Monday, November 26, 2007

Apples, oranges and whales

The Los Angeles Times published this week-end a story based on an interview with Joji Morishita of the international division of the Japanese Fisheries Agency.

Since I came back to the International Whaling Commission (IWC) after an absence of nearly 25 years, I have found that Joji was one of the most interesting characters in the very large IWC annual meetings. I told him a few months ago that I liked the fact that he was behaving like a campaigner at the meetings. Regardless of what side they're on, good campaigners can understand each others, because they have a lot in common. One thing that all good campaigners know is that they need an exit strategy at some point.

[Maybe we need a Geneva Convention to set rules for advocacy campaigners]

Reading Joji's statement in The LA Times this week-end, I'm not entirely sure if time has come. Or I wonder if time has already passed, for a mutually acceptable exit strategy (one that can work for whales, the resource we all want to conserve, of course).

Joji says "we are prepared to protect the way of life for small communities". I think no-one, or very few people would dispute that.

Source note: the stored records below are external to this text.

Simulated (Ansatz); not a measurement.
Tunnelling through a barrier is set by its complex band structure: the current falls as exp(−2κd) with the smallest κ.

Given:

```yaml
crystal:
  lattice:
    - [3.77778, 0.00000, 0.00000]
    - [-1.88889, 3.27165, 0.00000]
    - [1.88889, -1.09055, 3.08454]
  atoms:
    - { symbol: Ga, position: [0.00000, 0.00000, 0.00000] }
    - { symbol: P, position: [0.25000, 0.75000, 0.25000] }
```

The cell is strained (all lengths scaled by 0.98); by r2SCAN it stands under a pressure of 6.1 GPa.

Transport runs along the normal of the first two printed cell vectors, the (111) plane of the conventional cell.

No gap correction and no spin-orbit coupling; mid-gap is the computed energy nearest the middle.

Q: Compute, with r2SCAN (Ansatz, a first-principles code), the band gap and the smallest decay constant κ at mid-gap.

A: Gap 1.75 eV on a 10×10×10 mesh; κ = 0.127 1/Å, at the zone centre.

But in the LA Times article, coastal and Antarctic whaling are put in the same basket, though the latter has nothing to do with small communities, and very little about tradition. They're like apples and oranges in many ways.

It's hard to know if the confusion was entertained by the reporter, or by Joji.

Or by both.

I expect we'll know more after the Pew-sponsored symposium we're organizing in Tokyo at the end of January.